CORRYTON (WATE) – The ongoing drought in East Tennessee has farmers praying for rain. Between the little moisture, combined with the unseasonably high fall temperatures, crops are suffering.
“Our corn crop is definitely not the best it’s ever been, and our pumpkins, they didn’t get the yield that we would typically get in a wet year so we had to bring some from out of state, but that’s just part of farming,” Ken Oakes, farmer and owner of Oakes Farm, said. “You have your up years and down years.”
East Tennessee only saw 0.18 inches of rain for the month of October, making it the fourth driest month on record.
Though the ongoing drought and high heat have taken a toll on crops, dry conditions have led more people to visit local farms than in years past.
“This is the first season in a long time that we didn’t have to close due to rain,” Melissa Hill, of Oakes Farm, said.
Those not in the farming industry have been taking advantage of the 80 degree fall days, going to places like Oakes Farm in Corryton to visit the corn mazes and enjoy the hay rides.

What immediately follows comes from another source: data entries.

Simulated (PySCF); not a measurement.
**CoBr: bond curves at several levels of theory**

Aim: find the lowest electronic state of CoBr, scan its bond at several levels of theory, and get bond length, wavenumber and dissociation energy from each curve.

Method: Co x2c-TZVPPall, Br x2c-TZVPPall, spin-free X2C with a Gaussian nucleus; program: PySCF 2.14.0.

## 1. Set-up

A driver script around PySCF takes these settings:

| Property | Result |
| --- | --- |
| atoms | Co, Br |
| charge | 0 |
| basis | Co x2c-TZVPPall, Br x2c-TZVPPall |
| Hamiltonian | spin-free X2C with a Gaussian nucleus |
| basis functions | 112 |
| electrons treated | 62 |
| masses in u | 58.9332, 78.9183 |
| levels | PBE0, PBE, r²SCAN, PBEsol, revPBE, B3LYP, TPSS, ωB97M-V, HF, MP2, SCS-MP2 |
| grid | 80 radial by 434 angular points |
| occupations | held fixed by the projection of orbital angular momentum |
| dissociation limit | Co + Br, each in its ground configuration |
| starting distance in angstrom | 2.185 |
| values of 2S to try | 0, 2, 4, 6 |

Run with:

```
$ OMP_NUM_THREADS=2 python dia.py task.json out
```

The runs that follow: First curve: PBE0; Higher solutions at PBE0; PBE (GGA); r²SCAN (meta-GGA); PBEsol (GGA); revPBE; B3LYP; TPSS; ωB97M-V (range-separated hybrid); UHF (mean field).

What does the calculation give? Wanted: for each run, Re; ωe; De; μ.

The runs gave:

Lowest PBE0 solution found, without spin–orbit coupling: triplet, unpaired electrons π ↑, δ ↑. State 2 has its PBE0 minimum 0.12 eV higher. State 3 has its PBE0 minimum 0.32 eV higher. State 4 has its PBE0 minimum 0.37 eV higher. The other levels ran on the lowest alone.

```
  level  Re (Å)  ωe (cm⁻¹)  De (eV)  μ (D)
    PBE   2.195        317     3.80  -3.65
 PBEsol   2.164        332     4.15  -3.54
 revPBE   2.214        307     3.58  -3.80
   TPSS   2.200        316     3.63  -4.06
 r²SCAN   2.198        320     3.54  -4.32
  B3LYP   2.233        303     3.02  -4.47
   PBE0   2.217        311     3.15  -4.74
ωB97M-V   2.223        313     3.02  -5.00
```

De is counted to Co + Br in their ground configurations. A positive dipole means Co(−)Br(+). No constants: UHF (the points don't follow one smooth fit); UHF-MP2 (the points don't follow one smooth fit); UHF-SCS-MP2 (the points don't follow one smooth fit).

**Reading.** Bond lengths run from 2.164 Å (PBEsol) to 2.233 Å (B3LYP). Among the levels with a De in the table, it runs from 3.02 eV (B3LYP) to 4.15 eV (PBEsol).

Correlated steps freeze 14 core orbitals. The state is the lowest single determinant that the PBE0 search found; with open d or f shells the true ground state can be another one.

“We’re just out enjoying the beautiful weather and trying to squeeze in some fall activities for me and my little ones,” Megan Cochran said.
While the heat and little moisture have made it difficult for farmers this season, Oakes said it’s nothing a good rain storm can’t fix.
“The ground’s really dry and it’s dry deep,” he said. “it’s going to take some rain but hopefully over the winter we’ll get some.”